Bailey: That’s a lot of what Season 2 is exploring. What does graduated mean? That means you completed a process, right? What does that look like in the context of a serial killer in a prison like the Pit? We’re going to unspool what that means. And to your point, with her being a colonel in the military, my bet would be that she probably graduated a while ago and then climbed the ranks.

David Astorga / NBC
Coburn: And also this “graduated” was said by Dr. Dulles [Matt Frewer], who’s not the most reliable source, so there’s going to be a lot of questions in Season 2 about what that actually meant and eventually focusing for Shane on, how do you deal with this information?
Shane had a choice to make at one point, go see Dulles or go and help Bex. Was he at all seriously torn between the two in such a major way that he could have chosen Dulles?
Bailey: I think Shane is such a good dude that in any version of there being someone’s life in danger or him getting what he’s always wanted, he’s always going to pick saving the person. That doesn’t mean there wasn’t an internal struggle for him. But I like to think of Shane as the guy who almost always does the right thing for the right reasons. And I think hopefully the audience feels the ride and wonders what decision he’s going to make because the answer to that question is huge for him.

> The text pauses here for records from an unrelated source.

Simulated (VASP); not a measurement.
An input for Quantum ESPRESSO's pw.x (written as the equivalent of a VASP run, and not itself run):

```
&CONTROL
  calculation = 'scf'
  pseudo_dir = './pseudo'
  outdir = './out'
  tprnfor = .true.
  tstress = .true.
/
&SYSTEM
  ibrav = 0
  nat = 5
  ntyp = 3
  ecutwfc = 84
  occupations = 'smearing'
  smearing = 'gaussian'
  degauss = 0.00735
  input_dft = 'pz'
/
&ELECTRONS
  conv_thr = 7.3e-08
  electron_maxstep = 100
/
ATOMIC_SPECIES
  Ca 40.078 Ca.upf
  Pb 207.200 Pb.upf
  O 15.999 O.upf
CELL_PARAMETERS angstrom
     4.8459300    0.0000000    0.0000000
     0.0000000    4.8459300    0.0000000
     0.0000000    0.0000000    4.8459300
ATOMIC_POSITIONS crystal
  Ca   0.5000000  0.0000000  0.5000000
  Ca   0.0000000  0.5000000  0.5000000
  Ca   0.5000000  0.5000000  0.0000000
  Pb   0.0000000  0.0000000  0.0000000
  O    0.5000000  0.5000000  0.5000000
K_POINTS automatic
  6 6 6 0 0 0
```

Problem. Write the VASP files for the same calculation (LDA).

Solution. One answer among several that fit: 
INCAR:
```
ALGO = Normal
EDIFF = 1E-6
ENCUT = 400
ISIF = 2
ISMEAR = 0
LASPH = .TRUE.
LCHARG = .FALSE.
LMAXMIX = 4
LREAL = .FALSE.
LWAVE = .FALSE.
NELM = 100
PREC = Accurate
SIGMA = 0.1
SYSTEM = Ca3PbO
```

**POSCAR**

Coburn: It was designed to leave the audience going, “Where…?” and you don’t see him again until he fires that shot. So we wanted to create that operatic soap opera tension of, will he, won’t he show up?
Why have Hassani’s wife be dead and then reveal that like you did?
Bailey: We’ve always wanted Hassani to feel like a guy who had personal secrets. In the pilot, Bex reads him right away and she’s like, you’ve got a daughter, you’ve probably got more kids. And he admits that he does. We wanted him to be a guy who felt like he had these big business secrets just like every CIA spook you’ve ever seen. But then ultimately, we wanted him to be holding something personal back. We wanted him to not just be the company man that’s protecting secrets. We wanted him to have a personal secret that he was struggling with and something that connects to the journey that the rest of the characters are going on — Shane with his mom, Bex dealing with her trauma from her past. They all have to deal with these bigger personal things.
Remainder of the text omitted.